Students will be able to solve problems by modeling numerical relationships using ratios.

So, how are these two groups related? Understanding the multiplicative relationship between groups.

5 minutes

Today's Curriculum Reinforcer deals with concepts from our Number Sense Unit. I will continue to spiral problems from this unit into our warmup activities as we dig deeper into ratios and proportions. Today's practice problems focus on identifying the Least Common Multiple (LCM) of two numbers.

5 minutes

During today's engagement activity, we will discuss what we have learned so far about ratios. My plan is to cover the following topics:

- How can we use ratios to describe a pattern?
- How do we decide which quantity goes first when we write a comparison statement using a ratio?
- Why are there so many different ways to write a ratio?
- Why do we simplify ratios? When we do, what information is lost?

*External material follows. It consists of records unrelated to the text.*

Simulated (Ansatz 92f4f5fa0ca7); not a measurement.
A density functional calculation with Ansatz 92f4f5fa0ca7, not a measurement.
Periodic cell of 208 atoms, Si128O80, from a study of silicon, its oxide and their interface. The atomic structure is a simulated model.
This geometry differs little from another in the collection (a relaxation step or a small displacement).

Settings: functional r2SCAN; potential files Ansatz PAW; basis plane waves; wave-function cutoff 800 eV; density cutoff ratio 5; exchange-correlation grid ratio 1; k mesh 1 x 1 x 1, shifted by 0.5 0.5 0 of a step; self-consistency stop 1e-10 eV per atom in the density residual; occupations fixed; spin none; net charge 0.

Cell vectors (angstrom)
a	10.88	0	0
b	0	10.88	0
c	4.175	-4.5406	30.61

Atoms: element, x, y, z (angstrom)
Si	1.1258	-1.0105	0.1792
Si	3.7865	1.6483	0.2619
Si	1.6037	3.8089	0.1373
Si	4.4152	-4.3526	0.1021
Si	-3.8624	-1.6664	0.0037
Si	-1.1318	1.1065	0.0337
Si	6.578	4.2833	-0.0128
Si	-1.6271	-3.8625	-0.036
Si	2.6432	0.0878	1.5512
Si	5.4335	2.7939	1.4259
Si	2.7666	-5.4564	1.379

The Games At Recess task used in this section of the lesson is from the Illustrative Mathematics website.

10 minutes

After discussing ratios describing the data from the Games at Recess task, we will discuss how ratios can also be used to help us analyze patterns. I will also use this PowerPoint presentation to lead students through this discussion. As we work, we will look at both part-to-part and part-to-whole comparisons.

There are two instructional tasks embedded in this PowerPoint presentation.

- The first requires my students to create their own pattern using cubes. Once they create a pattern, they are to analyze the pattern and write down the different ratios that can be used to describe the pattern.
- The second task asks students to identify different ratios that can be used to describe a given scenario.

Both of these tasks help us to appreciate how ratios can be used to model situations where it makes sense to employ a multiplicative comparison **(MP4). **

**Examples from the Demonstration:**

- Janice has apples and oranges. The ratio of apples to amount of fruit Jill has is 3:5. If Jill has 6 apples, how many oranges does she have?

- The ratio of boys to girls in the classroom is 2:3 if there are 30 boys and girls, how many girls are there?

I will model these examples step by step asking strategic questions to ensure understanding. Here are some of the questions that I will use:

- What is the pattern described in this problem?
- What type of ratio is needed to solve this problem? Part-to-part or part-to-whole?
- Does the ratio need to be changed in order to solve this problem? If so, to what?
- Can we use a double number line to think about this problem?
- How else might we be able to solve this problem?

10 minutes

Next I will give my students a chance to apply the ideas that we have discussed so far in the lesson (**MP1**). I will give my students this word problem to solve.

**At the local Animal Shelter, the ratio of cats-to-dogs is typically 3-to-5. If there are currently a total of 48 cats and dogs all together, how many dogs would you expect to find at the shelter?**

In order to successfully solve this problem, they will need to figure out the following:

- What is the pattern described in this problem?
- What type of ratio is needed to solve this problem?
- Does the ratio need to be changed in order to solve this problem? If so, to what?

As my students complete their exploration of the problem, I will ask them to write a sentence explaining their answer to this problem.

20 minutes

Since my students are likely to face different types of ratio problems on testing, I decided to break our Independent Practice into two mini practice sessions. As we begin each task I will announce the amount of time during which I expect students to complete the problems.

**Activity 1 (5 minutes):**My students will solve 5 problems that will help them to review simple ratios. They will also have two problems where they will be asked to change the ratio.**Activity 2 (10 minutes):**My students will solve 2 problems where they will be given a scenario in the form of word problem. These scenarios mirror those presented in the instructional portion of this lesson.

As students work I will be circulating and asking them the following questions:

- What is the pattern described in this problem?
- What is the given ratio?
- Does this ratio need to change? Why or Why not?
- If the ratio needs to change, what should it be changed to?
- Can you simplify this ratio? If so, then simplify.
- What is the problem asking you to do?
- Find the solution to this problem using a double number line?
- Can you see another way that this problem can be solved? If so, solve this problem in that manner and present it to the class when given the opportunity.

20 minutes

To bring today's lesson to a close, I will first ask selected students to present their answers from the second set of practice problems to the group using the document camera. I will have chosen examples that do a particularly good job organizing their work and describing their answer **(MP3 & MP6)**. After a few well-presented examples, we will finish with a discussion of today's Topic of the Day (TOTD). Today we will discuss why it is important to identify whether we are working with a part-to-part ratio or a part-to-whole ratio.